Welcome to MilkyWay@home

GPU Issues Mega Thread

Message boards : News : GPU Issues Mega Thread
Message board moderation

To post messages, you must log in.

Previous · 1 · 2 · 3 · 4 · 5 . . . 8 · Next

AuthorMessage
Jake Weiss
Volunteer moderator
Project developer
Project tester
Project scientist

Send message
Joined: 25 Feb 13
Posts: 580
Credit: 94,200,158
RAC: 0
Message 65076 - Posted: 29 Aug 2016, 14:01:36 UTC

Hey everyone,

Sorry for the week of silence. I was out of the office to visit my parents before the semester started.

It may be a server issue, but updating the boinc libraries in the client code (the program running on your computers) won't change anything on the server. I've already updated the server libraries and that didn't help.

Anyway, I am going to work on compiling all of the binaries today. Hopefully there will be a new version of MilkyWay@home put out by the end of tomorrow or Wednesday.

Jake
ID: 65076 · Rating: 0 · rate: Rate + / Rate - Report as offensive     Reply Quote
[VENETO] boboviz

Send message
Joined: 10 Feb 09
Posts: 52
Credit: 16,286,597
RAC: 0
Message 65078 - Posted: 29 Aug 2016, 16:10:17 UTC - in response to Message 65076.  
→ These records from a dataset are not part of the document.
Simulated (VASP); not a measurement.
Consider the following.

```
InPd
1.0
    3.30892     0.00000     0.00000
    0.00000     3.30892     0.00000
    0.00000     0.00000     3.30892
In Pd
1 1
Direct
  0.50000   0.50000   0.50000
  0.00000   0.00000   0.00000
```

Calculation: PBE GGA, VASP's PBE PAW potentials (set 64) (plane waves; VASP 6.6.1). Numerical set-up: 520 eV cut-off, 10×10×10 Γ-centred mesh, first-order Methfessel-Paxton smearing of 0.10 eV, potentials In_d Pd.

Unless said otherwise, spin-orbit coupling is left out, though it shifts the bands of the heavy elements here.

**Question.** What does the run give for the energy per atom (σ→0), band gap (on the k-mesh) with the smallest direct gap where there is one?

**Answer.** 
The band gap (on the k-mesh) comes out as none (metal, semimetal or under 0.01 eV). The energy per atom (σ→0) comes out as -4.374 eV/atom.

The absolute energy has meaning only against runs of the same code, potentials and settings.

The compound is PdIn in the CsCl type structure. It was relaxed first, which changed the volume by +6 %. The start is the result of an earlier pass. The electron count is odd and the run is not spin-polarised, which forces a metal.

I've already updated the server libraries and that didn't help.

Uh, that's strange.

Anyway, I am going to work on compiling all of the binaries today. Hopefully there will be a new version of MilkyWay@home put out by the end of tomorrow or Wednesday.


Do you think to contact D. Anderson and the Boinc devs team for have an help?
ID: 65078 · Rating: 0 · rate: Rate + / Rate - Report as offensive     Reply Quote
Profile Za69uzZ
Avatar

Send message
Joined: 6 Apr 12
Posts: 42
Credit: 3,215,609
RAC: 0
Message 65080 - Posted: 30 Aug 2016, 14:39:22 UTC

Hello.
I have been number crunching for awhile.
I'd like to comment a few aspects about this erroneous bug hunting that I've seen lacking in the past.
Have people actually looked inside their computer lately?
Its a good idea to re slot your graphics cards, and CPU's every so often say 6 monthly or 12 monthly intervals.
The heat sink compound found interfacing chips with heat sinks degrade (dry out) depending on what grade of compound used, indicated by the tone of dye.
(white is the lowest, grey is of higher and the best is diamond)
Even the chips with heat sink tape degrade their ability to transfer heat from the chips to the heat sinks.
When number crunching the chips are stressed more or just as much as those high resolution games so its good practise to be of high maintenance with your number crunching rigs.
And please try and understand that no matter wether it is AMD ATI or NVIDIA the graphics card generally live 5 years. All modern facilities that make computer peripherals base their products lifetime of 5 years in an office environment.
Perhaps if people considered my comments and went over their equipment it would be more ethical and robust in bug tracking.
ID: 65080 · Rating: 0 · rate: Rate + / Rate - Report as offensive     Reply Quote
Profile Za69uzZ
Avatar

Send message
Joined: 6 Apr 12
Posts: 42
Credit: 3,215,609
RAC: 0
Message 65081 - Posted: 30 Aug 2016, 14:40:25 UTC - in response to Message 65080.  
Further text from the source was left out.